The American Civil Liberties Union has launched a lawsuit against the city of Pensacola, Florida, over a recently passed ordinance which would ban all forms of panhandling.
The ACLU warned the city before the ordinance was passed that it would be direct violation of the Constitution, but after much consideration, and with the blessing of Pensacola Mayor Ashton Hayward, the Pensacola city council passed the ordinance.
Now, without intervention from the courts, all forms of panhandling would be banned within city limits. After the ordinance was passed, the council agreed to a “grace period” before implementing the policy. During this time, the ACLU is hoping to kill the ordinance before it is able to be implemented at all.
The lawsuit was lodged by the ACLU on behalf of local charity Food Not Bombs and two other individuals last Wednesday in response to the passage of the ordinance.
Speaking with local paper The Pulse, ACLU of Florida northern regional director Sara Latshaw issued this statement:
“A person doesn’t lose their right to free speech or due process simply because they need help getting by, and not all problems that a city faces can be solved by law enforcement. By treating needy members of the community or charity organizations like a nuisance, the city council fails to address the needs of its citizens. Rather than violate people’s rights with a policy they knew has been repeatedly found unconstitutional, the city council should work to find viable solutions for the issue of poverty in our community.”
By barring individuals from asking for money in public areas while still allowing other forms of public speech like street preaching, the city is stepping into unconstitutional territory.

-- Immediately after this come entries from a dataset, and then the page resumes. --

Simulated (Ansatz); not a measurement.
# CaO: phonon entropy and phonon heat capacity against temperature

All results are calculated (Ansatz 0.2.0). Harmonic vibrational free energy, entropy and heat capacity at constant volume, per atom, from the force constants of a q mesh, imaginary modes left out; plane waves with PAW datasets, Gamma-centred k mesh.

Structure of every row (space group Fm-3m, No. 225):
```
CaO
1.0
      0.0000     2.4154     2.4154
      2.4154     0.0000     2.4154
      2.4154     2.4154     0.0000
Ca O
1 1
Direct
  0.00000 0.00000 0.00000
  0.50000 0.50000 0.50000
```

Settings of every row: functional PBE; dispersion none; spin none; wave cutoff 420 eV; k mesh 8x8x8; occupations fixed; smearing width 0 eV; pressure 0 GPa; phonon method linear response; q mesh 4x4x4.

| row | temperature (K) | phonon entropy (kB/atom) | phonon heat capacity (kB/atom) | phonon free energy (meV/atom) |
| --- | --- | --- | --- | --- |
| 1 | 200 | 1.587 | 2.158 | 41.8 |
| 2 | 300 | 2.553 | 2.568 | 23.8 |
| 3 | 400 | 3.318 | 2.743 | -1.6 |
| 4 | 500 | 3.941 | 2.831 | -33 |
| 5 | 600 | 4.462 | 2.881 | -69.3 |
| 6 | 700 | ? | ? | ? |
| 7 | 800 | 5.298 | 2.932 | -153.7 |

While proponents of the ordinance argue that the ban would cut down on nuisance interactions and help to elevate the city, opponents argue that the ordinance prioritizes one form of speech over another.
As the ACLU noted, similar ordinances like the one passed by the City of Pensacola have been struck down on a Constitutional basis, and they do not expect this ordinance to be any exception. Unfortunately, the city will now be spending taxpayer money and wasting valuable resources to fight back against the ACLU.
Even those who were concerned about the growing issue of homelessness and panhandling in the growing city agree that more needs to be done in the way of advocacy for and investment in the growing homeless community. Simply pushing these individuals out of the city limits does nothing to solve their problem, but simply sweeps the issue under the rug.
The first hearing for the lawsuit by the ACLU against the city is scheduled for May 30.